A crucial result of Feldman's reading of Arguedas as a political philosopher is a strong and entirely necessary argument about the need to revise the idea of the register, medium, and genre through which political thought is produced; the proposition, in other words, that we need to take seriously the idea that poesis is a necessary and significant register for theorization.

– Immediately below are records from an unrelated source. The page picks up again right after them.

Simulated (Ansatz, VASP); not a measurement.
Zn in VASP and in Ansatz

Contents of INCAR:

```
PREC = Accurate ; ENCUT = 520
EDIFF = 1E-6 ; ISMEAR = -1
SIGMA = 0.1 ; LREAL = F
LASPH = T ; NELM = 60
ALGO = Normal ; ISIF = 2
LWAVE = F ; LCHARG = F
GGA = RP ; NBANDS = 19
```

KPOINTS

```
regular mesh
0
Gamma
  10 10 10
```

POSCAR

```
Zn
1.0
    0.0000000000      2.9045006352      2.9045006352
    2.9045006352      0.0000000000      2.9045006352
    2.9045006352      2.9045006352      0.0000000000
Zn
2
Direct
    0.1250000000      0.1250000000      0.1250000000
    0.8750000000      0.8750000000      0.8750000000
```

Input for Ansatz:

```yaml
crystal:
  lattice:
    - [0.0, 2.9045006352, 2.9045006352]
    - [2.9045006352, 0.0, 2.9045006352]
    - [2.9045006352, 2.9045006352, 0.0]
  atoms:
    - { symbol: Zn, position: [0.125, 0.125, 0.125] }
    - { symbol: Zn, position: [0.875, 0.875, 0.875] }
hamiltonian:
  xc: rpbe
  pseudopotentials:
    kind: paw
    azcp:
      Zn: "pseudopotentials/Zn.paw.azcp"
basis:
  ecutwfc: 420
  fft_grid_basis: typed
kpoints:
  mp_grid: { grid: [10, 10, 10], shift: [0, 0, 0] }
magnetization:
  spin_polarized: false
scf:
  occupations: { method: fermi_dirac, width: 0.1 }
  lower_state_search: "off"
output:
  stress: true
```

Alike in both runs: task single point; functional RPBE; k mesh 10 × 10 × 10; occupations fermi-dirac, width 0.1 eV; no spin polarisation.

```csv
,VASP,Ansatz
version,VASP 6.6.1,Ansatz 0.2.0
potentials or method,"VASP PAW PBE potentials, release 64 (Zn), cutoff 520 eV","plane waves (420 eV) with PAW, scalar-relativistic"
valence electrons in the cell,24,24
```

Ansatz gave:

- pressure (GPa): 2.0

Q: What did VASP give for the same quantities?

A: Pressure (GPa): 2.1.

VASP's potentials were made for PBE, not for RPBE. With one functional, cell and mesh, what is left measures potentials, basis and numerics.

Peruvian novelist, poet, and anthropologist José María Arguedas (1911–1969) was a highly conflicted figure. As a mestizo, both European and Quechua blood ran through his veins and into his cosmology and writing. Arguedas’s Marxist influences and ethnographic work placed him in direct contact with the subalterns he would champion in his stories. His exposés of the conflicts between Indians and creoles, and workers and elites were severely criticized by his contemporaries, who sought homogeneity in the nation-building project of Peru.
In Rethinking Community from Peru, Irina Alexandra Feldman examines the deep political connotations and current relevance of Arguedas’s fiction to the Andean region. Looking principally to his most ambitious and controversial work, All the Bloods, Feldman analyzes Arguedas’s conceptions of community, political subjectivity, sovereignty, juridical norm, popular actions, and revolutionary change. She deconstructs his particular use of language, a mix of Quechua and Spanish, as a vehicle to express the political dualities in the Andes. As Feldman shows, Arguedas’s characters become ideological speakers and the narrator’s voice is often absent, allowing for multiple viewpoints and a powerful realism. Feldman examines Arguedas’s other novels to augment her theorizations, and grounds her analysis in a dialogue with political philosophers Walter Benjamin, Jean-Luc Nancy, Carl Schmitt, Jacques Derrida, Ernesto Laclau, and Álvaro García-Linera, among others.
In the current political climate, Feldman views the promise of Arguedas’s vision in light of Evo Morales’s election and the Bolivian plurality project recognizing indigenous autonomy. She juxtaposes the Bolivian situation with that of Peru, where comparatively limited progress has been made towards constitutional recognition of the indigenous groups. As Feldman demonstrates, the prophetic relevance of Arguedas’s constructs lie in their recognition of the sovereignty of all ethnic groups and their coexistence in the modern democratic nation-state, in a system of heterogeneity through autonomy—not homogeneity through suppression. Tragically for Arguedas, it was a philosophy he could not reconcile with the politics of his day, or from his position within Peruvian society.
With this book Irina Alexandra Feldman proves that Jose Maria Arguedas's Todas las sangres is not just an epic novel. She applies contemporary political theory and shows that Todas las sangres is a thoughtful and pliant blueprint for a plurinational sovereignty still unattained and misunderstood in Arguedas's beloved Peru, but not so unlike the plurinational state inaugurated in Bolivia in 2009.
Feldman seeks to distill a political philosophy in Arguedas’s novels and identifies ‘community,’ ‘political subjectivity,’ ‘sovereignty,’ ‘juridical norm,’ and ‘revolutionary change’ as the key concepts. But her guiding thread is to contrast Arguedas’s view with what she calls 'the idea of necessary homogenization for successful execution of any nation-building project,' which, she contends, permeated Peruvian social science at the time.